Thursday, May 27, 2010

Sex and the City 2: Adventures in Failure

Let's be honest. When they announced a sequel to the first Sex movie was in the works more than a few of you had some reservations. Sequels are usually terrible and slightly diminish the appeal of the first one that maybe you actually liked. Call me crazy, but there's something about taking a good thing and just raking it over the coals to capitalize on its prior success that just doesn't work.
This is what happened with Sex2.
I'll preface this review by saying that I love the series AND the first movie. I own the pink collector box set of all the seasons, I'm a Samantha, whateverdon'tjudgeme. But I was not at all excited for this movie, least of all when I saw the revoltingly airbrushed posters and anti-climactic trailer. I knew this would be bad, so I went in with not a single expectation to avoid disappointment.
Yet somehow I was still let down.
I won't go into a full break down of the film, I do not have the patience to relive it. But a few key points beg addressing:
1) WHY DID STANFORD MARRY ANTHONY WHEN THEY ALWAYS HATED EACH OTHER.

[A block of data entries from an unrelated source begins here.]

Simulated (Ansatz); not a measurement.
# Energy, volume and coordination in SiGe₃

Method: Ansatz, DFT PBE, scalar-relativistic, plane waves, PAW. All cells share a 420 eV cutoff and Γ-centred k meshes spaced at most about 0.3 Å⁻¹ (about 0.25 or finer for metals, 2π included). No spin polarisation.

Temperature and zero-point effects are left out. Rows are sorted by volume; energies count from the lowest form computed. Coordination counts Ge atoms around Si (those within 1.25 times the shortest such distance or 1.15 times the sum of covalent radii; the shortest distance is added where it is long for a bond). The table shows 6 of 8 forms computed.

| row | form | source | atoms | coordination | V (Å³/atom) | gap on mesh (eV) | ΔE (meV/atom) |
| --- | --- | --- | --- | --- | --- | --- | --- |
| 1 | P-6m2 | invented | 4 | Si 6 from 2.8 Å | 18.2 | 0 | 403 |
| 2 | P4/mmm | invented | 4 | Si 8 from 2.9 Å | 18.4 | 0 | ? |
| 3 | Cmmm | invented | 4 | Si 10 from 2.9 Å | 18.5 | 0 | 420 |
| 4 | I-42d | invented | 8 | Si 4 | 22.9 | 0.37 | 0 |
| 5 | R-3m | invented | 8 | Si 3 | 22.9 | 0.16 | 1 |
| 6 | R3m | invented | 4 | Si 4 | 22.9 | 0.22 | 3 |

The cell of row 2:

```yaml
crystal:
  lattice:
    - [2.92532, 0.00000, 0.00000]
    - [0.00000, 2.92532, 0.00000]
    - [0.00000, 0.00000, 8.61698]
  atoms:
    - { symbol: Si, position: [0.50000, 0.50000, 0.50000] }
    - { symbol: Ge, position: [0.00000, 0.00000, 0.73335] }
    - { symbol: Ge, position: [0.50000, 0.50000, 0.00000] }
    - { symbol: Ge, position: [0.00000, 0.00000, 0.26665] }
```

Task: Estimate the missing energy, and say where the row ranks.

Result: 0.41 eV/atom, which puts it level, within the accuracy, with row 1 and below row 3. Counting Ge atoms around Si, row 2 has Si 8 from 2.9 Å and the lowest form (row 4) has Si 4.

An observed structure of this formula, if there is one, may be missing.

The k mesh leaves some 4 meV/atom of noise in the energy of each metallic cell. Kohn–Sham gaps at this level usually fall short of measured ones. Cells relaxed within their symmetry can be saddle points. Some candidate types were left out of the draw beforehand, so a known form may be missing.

This makes no sense to me (and if you weren't a fan of the series.... skip this, you won't know what I'm talking about); remember when they were first set up together and it was so bad they didn't speak for like the next 3 seasons? Remember how Stanford always called Anthony 'that bitchy queen' and Anthony called him fat? This seemed to me a very sad, thrown-together union that Michael Patrick King came up with because there weren't any other minor characters to force into marriage/excessive pageantry. We have no one else... oh hey, wait there's two gay characters LET'S DO A GAY WEDDING!!! Even though it contradicts basically everything except in the first movie when they're randomly friends!! This upset me, a lot.
2) There was no plot to this movie. If you had to sum it up.... Carrie has minor mid-life crisis that is really just her being bored and unsatisfied with her perfectly amazing and well-provided for life (and frankly a huge spoiled diva - you don't need to go out every night to have 'sparkle' in a marraige, you wastrel), creates a 'problem' for her and her marriage (more boredom), makes fake problem a real problem by (SPOILER ALERT) kissing Aiden (Ok, like you really didn't see that coming? please, the trailer was too transparent for words), has cliche revelation when she thinks she might lose Big and realizes hey, my life was pretty awesome and I fucked it all up by being whiny and high maintenance. But even that is a stretch. It was more like a bunch of random scenes thrown together and geld by the rehashing of Charlotte's anxieties about Harry and the hot Irish nanny and Samantha's impending menopause problems.
3) We get it, Samantha, you are really going to miss your sex drive when menopause fully sets in. It was funny at first; no one appreciates a really terrible sex pun more than me - Lawrence of MyLabia? pure gold - but after awhile it gets really old. Like you. I'm sorry, I really am, you were always my favorite and I usually think you're actually funny, unlike Carrie who is just insipid and begging for a slap 90% of the time. But as the movie dragged on you were a huge contributor to my next off-color point which is...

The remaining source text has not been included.